Lately I’ve been feeling like a character in a novel. I don’t know the plot, I don’t know the name of the book, and I’m wandering around pages as though I do.
I go about my business, tell myself my stories, think I know what’s going on. There’s a basic plot, there’s characters, there’s a surface I skim. But I have these moments when I suspect some whole other story is going on, some narrative I’m not aware of, just beneath the surface—how really good stories, it seems, are never about what they appear to be about. Sometimes I think I’ve got it figured out, and sometimes I get glimpses of how little I understand what the hell is happening and where the hell I’m going.

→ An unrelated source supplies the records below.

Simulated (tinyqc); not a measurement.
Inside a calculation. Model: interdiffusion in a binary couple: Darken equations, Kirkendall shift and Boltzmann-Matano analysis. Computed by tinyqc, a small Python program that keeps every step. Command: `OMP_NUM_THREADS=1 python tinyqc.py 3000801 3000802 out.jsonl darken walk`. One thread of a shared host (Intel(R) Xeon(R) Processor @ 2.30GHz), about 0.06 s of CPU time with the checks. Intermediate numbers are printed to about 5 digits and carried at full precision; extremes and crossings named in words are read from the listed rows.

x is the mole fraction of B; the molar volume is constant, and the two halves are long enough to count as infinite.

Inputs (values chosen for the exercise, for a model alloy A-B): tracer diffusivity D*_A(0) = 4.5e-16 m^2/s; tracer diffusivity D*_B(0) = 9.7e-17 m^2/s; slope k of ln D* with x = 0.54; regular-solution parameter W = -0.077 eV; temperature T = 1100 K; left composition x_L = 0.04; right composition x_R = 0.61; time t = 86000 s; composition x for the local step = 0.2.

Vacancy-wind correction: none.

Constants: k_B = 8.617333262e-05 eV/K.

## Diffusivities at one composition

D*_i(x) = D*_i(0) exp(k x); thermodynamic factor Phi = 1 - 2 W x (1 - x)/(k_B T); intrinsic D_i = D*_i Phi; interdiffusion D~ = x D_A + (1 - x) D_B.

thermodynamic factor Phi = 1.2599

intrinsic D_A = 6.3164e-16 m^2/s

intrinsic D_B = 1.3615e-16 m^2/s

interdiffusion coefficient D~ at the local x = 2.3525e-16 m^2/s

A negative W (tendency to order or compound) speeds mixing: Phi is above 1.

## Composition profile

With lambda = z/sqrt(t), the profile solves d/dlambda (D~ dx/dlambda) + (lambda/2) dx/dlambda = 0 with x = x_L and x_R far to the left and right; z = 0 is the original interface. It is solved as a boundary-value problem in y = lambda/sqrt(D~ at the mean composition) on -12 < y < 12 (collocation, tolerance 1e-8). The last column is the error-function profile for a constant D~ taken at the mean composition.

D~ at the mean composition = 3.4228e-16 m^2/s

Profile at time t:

I wonder if that’s what it’s like to be fictitious. I wonder if characters in stories go about their plot lines, pulled by the strings of writers’ typing fingers, thinking they know what’s up. But there’s got to be that moment, a terrifying moment, when they realize the story isn’t at all what they thought it was, and isn’t going at all the way they thought it would.
The writers don’t know either, I think. I remember, writing fiction, when I was younger—the exhilaration of the moment, my hair tingling, when a story would take a sudden unexpected turn, as though the story were revealing itself to me, as though I weren’t the writer but the conduit. I was younger then and I loved my characters.
I’ve been reading more and writing less, and that’s probably what all this is. “I thought I knew the narrative,” a character said, and Holy shit, I thought, that’s how I feel about my life.
It’s probably in part that detachment travel affords, when your life seems less your own and more like someone else’s, something you’ve fallen into—a play with no curtains or wings, or wings that are obscured at least, that you can’t see behind the glare of the lights. Maybe travel is the wings, or your life is the wings, or the wings are that big black mystery that surround everything and can never see, only sense sometimes.
I’ve been tired. And quiet. I wouldn’t say I have writer’s block, because I’ve got plenty of ideas—articles and stories, saleable and personal. But I can’t get myself to sit down and do it. I open a file, putter around for a few minutes, then wander off to make coffee. I want to nap, to hang out with friends, swim in rivers and read books in the sun.
I don’t know where any of this is going; I’m waiting for a plot to reveal itself and the right words to come. But in the meantime, I feel very, very quiet.